Daily Caller News Foundation

$87M rapid bus service not expected to help congestion after all

Daily Caller News Foundation logo
Greg Campbell Contributor
Font Size:

A new $87 million bus rapid transit system funded mostly by federal dollars will not have its intended effect on traffic, Fort Collins admits.

The city estimates that the expensive new project, which will operate on newly built roads for buses only, will reduce traffic congestion by only 2 percent by 2035, according to the Fort Collins Coloradoan.

The Federal Transit Administration picked up 80 percent of the tab for the new project, totaling $69.6 million. Local and regional transit groups shouldered other costs, with Fort Collins paying only about $4-$5 million of the total.

Since funding for the project was approved in 1997, the bus service — called Fort Collins MAX — was touted as an important way to fight congestion on the college town’s main north-south thoroughfares.

“Transit riders will benefit the motoring public by reducing the number of vehicles on the roads, thereby reducing traffic congestion,” according to the project’s master plan. That document estimated that the bus service would result in removing 2,800 cars from the roads each day.

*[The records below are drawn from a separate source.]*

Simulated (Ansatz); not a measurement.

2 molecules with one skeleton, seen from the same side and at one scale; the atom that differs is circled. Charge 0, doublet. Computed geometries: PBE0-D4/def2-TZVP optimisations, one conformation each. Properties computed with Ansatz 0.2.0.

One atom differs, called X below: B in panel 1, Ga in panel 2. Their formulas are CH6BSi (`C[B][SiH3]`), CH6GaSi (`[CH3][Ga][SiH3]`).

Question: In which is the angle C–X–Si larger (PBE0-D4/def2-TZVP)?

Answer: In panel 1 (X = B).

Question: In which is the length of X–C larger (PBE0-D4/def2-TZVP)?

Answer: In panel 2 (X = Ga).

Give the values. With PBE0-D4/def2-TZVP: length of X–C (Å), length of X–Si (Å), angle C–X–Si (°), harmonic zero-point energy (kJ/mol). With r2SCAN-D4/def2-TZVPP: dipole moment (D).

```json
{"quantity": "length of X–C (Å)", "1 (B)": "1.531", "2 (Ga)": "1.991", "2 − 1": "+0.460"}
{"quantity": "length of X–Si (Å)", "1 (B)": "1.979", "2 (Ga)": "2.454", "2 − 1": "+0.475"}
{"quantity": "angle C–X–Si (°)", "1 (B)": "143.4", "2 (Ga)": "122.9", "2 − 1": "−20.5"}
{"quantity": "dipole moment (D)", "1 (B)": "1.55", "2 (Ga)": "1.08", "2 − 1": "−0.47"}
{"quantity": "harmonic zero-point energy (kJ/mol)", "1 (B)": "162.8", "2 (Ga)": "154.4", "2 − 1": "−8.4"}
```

Some who were skeptical of the project say the 2 percent improvement over the next 22 years isn’t worth the money.

“I see MAX as just a huge waste of resources that could have been used to solve a much more significant problem,” Clarke told the Coloradoan. “MAX is just another example of squandering resources and forcing people to do things they don’t want to do.”

Supporters say that even though the new buses will do virtually nothing to ease traffic congestion, the bus corridor will encourage denser development around the bus stations, which will help reduce reliance on cars.

“We’re building these types of facilities for the development we will have 15, 20, 30 years from today,” Kurt Ravenschlag, the director of Fort Collins transportation department, told the Coloradoan. “We know we will be growing. What we’re trying to provide is a viable option for those who chose to use it.”

He added that traffic in the college town is going to get worse as it grows, with or without the new bus service.

“[The service] is going to make it less worse,” he said.

The U.S. Transportation Department approved $54.5 million to the bus project in 2012 “to reduce commuting times and traffic congestion and spur economic development.” The FTA had earlier contributed $14.9 million for project planning. The bus service will open in early 2014.

Follow Greg on Twitter

Content created by The Daily Caller News Foundation is available without charge to any eligible news publisher that can provide a large audience. For licensing opportunities of our original content, please contact licensing@dailycallernewsfoundation.org.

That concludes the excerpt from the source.